ABJK is trying to solve this problem with Zosh, an iPhone application (cost: $2.99) that lets users receive documents on their mobile phones and sign them with their finger. The software is optimized for the mobile phone touchscreen. After clicking on the signature line of a document, you have the option of inserting a signature, other text, the date and image. When you sign with your finger, the background moves from right to left to give you more room, and you can move the signature and resize it to make sure it fits on the appropriate line.

Zosh was one of 10 mobile applications demonstrated at DEMO Monday morning, and one of more than 60 new technologies to be presented during the event, which continues on Tuesday.

"We traveled the whole world looking for the best entrepreneurs and ideas," DEMO conference chief Matt Marshall said in his opening remarks.

While Silicon Valley is the traditional location for DEMO start-ups, Marshall noticed that more than half of the applications received were from outside California, and that a third were outside the United States.

The DEMO presenters are divided into the categories mobile, social media, cloud, consumer and enterprise, but across those categories there is one overarching trend, Marshall said.

"Data is going live," he said. "Data is being crunched live, architected live, distributed live and being consumed live across any platform. Anyone who isn't part of that trend is going to be left behind. Anyone who is sailing that trend is going to have some nice wind behind them."

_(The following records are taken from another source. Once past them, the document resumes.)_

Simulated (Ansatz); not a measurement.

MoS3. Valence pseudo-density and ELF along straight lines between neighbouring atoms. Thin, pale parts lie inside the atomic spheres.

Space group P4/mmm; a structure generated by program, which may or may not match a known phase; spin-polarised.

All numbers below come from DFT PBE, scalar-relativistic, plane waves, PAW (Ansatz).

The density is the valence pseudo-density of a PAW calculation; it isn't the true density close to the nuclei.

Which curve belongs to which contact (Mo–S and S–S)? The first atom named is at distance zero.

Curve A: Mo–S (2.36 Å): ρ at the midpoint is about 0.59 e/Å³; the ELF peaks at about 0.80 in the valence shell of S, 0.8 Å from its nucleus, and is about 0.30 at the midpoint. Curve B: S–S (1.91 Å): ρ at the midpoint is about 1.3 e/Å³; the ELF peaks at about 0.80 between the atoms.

Divisions between devices such as television sets, computer screens and other devices, including new ones like Apple's iPad, are starting to be blurred, Marshall said. "You should be able to get data live on your TV and that data should no longer be any different than what's on your computer screen," he said.

Other products displayed Monday morning included AppWhirl, which lets anyone make mobile applications in less than five minutes; AppVoyage, a software-as-a-service platform to publish rich mobile apps to the iPhone and Android app stores; and Visiarc's Mobile Documents, which lets smartphone users read and interact with documents without downloading them.After the presentations, a panel of mobile and venture capital experts discussed mobile trends, noting that the market is taking off but cautioning against vendors trying to do too much.

"I see a good focus on aggregation and solving some fundamental problems in mobile," said Lee Williams, executive director of Symbian. "What I didn't see is a full recognition that don't get in the way of the Internet. I'm a little concerned from that standpoint. You could have too much aggregation, too much in the way of trying to create an application store on top of an application store in the middle of an application store."

DEMO presenters focused a lot on the iPhone, and not so much on Google Android, but Google Ventures partner Wesley Chan predicted great things for Android and said the key for mobile app builders is to build services that work across multiple platforms.

"Android is a platform that's growing," he said. "We're selling 60,000 Android phones a day now."